Auto Renewal System

I’m trying to figure out how I can renew my certificates without any downtime to my Apache2 server and its client connections.

I use root’s Crontab, configured with:

0 */4 * * * /root/letsencrypt-auto.sh

the /root/letsencrypt-auto.sh file contains:

#!/bin/bash
date >> /root/logs/letsencrypt.log
letsencrypt renew >> /root/logs/letsencrypt.log

and here is what my log file is spammed with:

All renewal attempts failed. The following certs could not be renewed:
  /etc/letsencrypt/live/imaginecrafting.com/fullchain.pem (failure)
  /etc/letsencrypt/live/www.imaginecrafting.com/fullchain.pem (failure)
  /etc/letsencrypt/live/mail.imaginecrafting.com/fullchain.pem (failure)
Thu Feb 15 16:00:01 UTC 2018
Processing /etc/letsencrypt/renewal/imaginecrafting.com.conf

-------------------------------------------------------------------------------
The program apache2 (process ID 2699) is already listening on TCP port 80. This
will prevent us from binding to that port. Please stop the apache2 program
temporarily and then try again. For automated renewal, you may want to use a
script that stops and starts your webserver. You can find an example at
https://letsencrypt.org/howitworks/#writing-your-own-renewal-script.
Alternatively you can use the webroot plugin to renew without needing to stop
and start your webserver.
-------------------------------------------------------------------------------
Processing /etc/letsencrypt/renewal/www.imaginecrafting.com.conf

-------------------------------------------------------------------------------
The program apache2 (process ID 2699) is already listening on TCP port 80. This
will prevent us from binding to that port. Please stop the apache2 program
temporarily and then try again. For automated renewal, you may want to use a
script that stops and starts your webserver. You can find an example at
https://letsencrypt.org/howitworks/#writing-your-own-renewal-script.
Alternatively you can use the webroot plugin to renew without needing to stop
and start your webserver.
-------------------------------------------------------------------------------
Processing /etc/letsencrypt/renewal/mail.imaginecrafting.com.conf

-------------------------------------------------------------------------------
The program apache2 (process ID 2699) is already listening on TCP port 80. This
will prevent us from binding to that port. Please stop the apache2 program
temporarily and then try again. For automated renewal, you may want to use a
script that stops and starts your webserver. You can find an example at
https://letsencrypt.org/howitworks/#writing-your-own-renewal-script.
Alternatively you can use the webroot plugin to renew without needing to stop
and start your webserver.
-------------------------------------------------------------------------------

All renewal attempts failed. The following certs could not be renewed:
  /etc/letsencrypt/live/imaginecrafting.com/fullchain.pem (failure)
  /etc/letsencrypt/live/www.imaginecrafting.com/fullchain.pem (failure)
  /etc/letsencrypt/live/mail.imaginecrafting.com/fullchain.pem (failure)

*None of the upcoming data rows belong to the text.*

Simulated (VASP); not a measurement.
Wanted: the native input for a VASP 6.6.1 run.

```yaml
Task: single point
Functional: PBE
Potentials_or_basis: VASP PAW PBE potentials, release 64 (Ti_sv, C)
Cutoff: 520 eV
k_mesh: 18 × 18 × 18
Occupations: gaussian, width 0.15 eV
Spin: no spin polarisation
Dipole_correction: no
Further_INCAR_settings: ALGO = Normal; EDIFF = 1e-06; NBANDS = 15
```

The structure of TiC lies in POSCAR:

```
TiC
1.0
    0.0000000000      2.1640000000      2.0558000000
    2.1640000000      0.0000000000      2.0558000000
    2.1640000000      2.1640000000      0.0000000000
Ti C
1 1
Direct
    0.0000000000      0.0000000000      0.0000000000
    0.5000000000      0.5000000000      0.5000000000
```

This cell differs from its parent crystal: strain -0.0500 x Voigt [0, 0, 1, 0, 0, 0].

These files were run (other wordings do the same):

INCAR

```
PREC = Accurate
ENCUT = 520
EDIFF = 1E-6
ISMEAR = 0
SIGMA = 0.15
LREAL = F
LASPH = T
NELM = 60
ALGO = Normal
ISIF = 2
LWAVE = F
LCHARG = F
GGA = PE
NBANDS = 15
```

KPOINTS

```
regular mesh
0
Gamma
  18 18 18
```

I don’t want to shut down my Apache2 server to renew certs. Is there any way I can configure traffic to route my Apache2 server, except if the traffic is from Letsencrypt verification process?

If so, what are the commands for such a thing?

I am using Ubuntu Server 16.04, hosted by DigitalOcean (so I don’t have routing/switching capability, but I can do it all in a virtual machine).

Hi @Eliter,

It looks like you originally chose --standalone as your authentication method?

This method is meant for machines that don’t already have a web server running. Would you be able to use --webroot instead, as this message suggests? --standalone works by launching its own web server, while --webroot works by writing static files into a specified directory so that they’ll be served by an existing web server.

Looks like that is what I’m looking for. However, I need to set the webroot path. What do I set it to?

/var/www/html/whatever.staticfile ? It is an absolute path?

It should be an absolute path to your document root (the top level of your web site content).

Certbot will need to be able to create files within .well-known/acme-challenge (which you don’t have to create ahead of time) in that path and have them appear in the corresponding locations in /.well-known/acme-challenge on your site. There are some web server configurations (e.g. with some ways of configuring a CMS or other web application) where this won’t work because static files aren’t served by default, in which case you may need to add an exception to the web application routing so that /.well-known/acme-challenge is served directly out of the filesystem.